President Donald Trump’s expected decision on the next Federal Reserve chair is likely to impact the bond market, as some leading contenders are considered more hawkish or dovish than others when it comes to monetary policy.
Trump is expected to name his pick for Fed chair Thursday, and the PredictIt market on Tuesday evening showed current Federal Reserve governor Jerome “Jay” Powell was the leading contender, followed by Stanford economist John Taylor. The likelihood of current Fed chair Janet Yellen retaining her post has recently fallen, according to PredictIt.
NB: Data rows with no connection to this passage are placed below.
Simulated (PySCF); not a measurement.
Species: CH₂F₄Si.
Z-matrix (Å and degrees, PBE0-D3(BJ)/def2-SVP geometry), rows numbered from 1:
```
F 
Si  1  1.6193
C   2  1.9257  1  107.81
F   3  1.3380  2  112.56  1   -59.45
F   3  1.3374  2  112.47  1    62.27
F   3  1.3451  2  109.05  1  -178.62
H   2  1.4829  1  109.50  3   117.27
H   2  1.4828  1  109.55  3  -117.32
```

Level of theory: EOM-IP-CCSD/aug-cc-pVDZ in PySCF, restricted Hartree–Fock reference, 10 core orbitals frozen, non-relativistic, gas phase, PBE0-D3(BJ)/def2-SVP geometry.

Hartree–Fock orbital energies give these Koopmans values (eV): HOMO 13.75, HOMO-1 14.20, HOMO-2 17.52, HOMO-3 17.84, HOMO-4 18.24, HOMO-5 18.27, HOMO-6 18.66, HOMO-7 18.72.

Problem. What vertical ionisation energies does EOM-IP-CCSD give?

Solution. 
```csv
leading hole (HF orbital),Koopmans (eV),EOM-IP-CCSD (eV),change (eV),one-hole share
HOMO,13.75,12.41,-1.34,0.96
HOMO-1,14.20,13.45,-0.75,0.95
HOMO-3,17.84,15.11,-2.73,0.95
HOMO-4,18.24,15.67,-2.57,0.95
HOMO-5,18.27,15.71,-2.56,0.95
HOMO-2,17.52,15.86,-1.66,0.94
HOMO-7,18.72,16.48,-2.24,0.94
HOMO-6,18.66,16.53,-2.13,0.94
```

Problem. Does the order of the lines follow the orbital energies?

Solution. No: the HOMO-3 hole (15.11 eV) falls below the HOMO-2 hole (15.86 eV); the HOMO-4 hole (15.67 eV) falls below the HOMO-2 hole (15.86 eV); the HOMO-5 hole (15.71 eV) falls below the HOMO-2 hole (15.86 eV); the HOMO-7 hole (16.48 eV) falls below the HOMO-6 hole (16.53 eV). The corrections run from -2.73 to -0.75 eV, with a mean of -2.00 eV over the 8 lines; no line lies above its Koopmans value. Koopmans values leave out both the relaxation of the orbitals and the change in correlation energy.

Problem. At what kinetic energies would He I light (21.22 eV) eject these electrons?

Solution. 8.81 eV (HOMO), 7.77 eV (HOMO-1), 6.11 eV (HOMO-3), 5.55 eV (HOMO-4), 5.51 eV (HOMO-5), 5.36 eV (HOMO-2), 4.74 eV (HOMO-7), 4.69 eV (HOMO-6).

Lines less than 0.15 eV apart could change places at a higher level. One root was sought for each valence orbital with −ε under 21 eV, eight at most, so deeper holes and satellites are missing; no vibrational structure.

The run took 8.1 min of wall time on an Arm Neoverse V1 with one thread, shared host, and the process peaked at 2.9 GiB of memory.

Powell is seen as likely to conduct his policy much as Yellen has, said Chad Morganlander, portfolio manager at Washington Crossing Advisors.
“The expectation is that he will be similar to Janet Yellen, with being path-dependent on economic as well as financial stability. His expectation is that he will gradually raise interest rates, and as well gradually reduce the balance sheet,” Morganlander said Tuesday on CNBC’s “Trading Nation.”
“He is more of a deregulation person than, for example, Janet Yellen,” he said. “But nonetheless, the financial system, we believe, will have a sigh of relief if Powell will be appointed as chair.”
John Taylor, who coined the “Taylor rule,” a model that suggests a guideline as to how the Fed’s benchmark interest rate should shift according to the underlying economic conditions, is seen as a more hawkish candidate.
“With John Taylor, we believe that it will be more of a hawkish stance regarding the balance sheet management at the Fed. With $4.5 trillion, the expectation is that there will be a reduction in 2018, into 2019. John Taylor may be perceived as one that would reduce the balance sheet at a pace which would be much more rapid,” Morganlander said.
Regardless of who is selected, Morganlander is not expecting a “rapid increase” of interest rates in 2018.
“We do believe, though, when it comes to who gets appointed, the long end of the yield curve could respond quite differently,” he said. “For example, if Taylor gets in, we could actually see a steepening of the yield curve initially, followed potentially by a flattening.
“That volatility would be created by the uncertainty that rate hikes, as well as balance sheet reduction, would have on the overall financial system,” he said.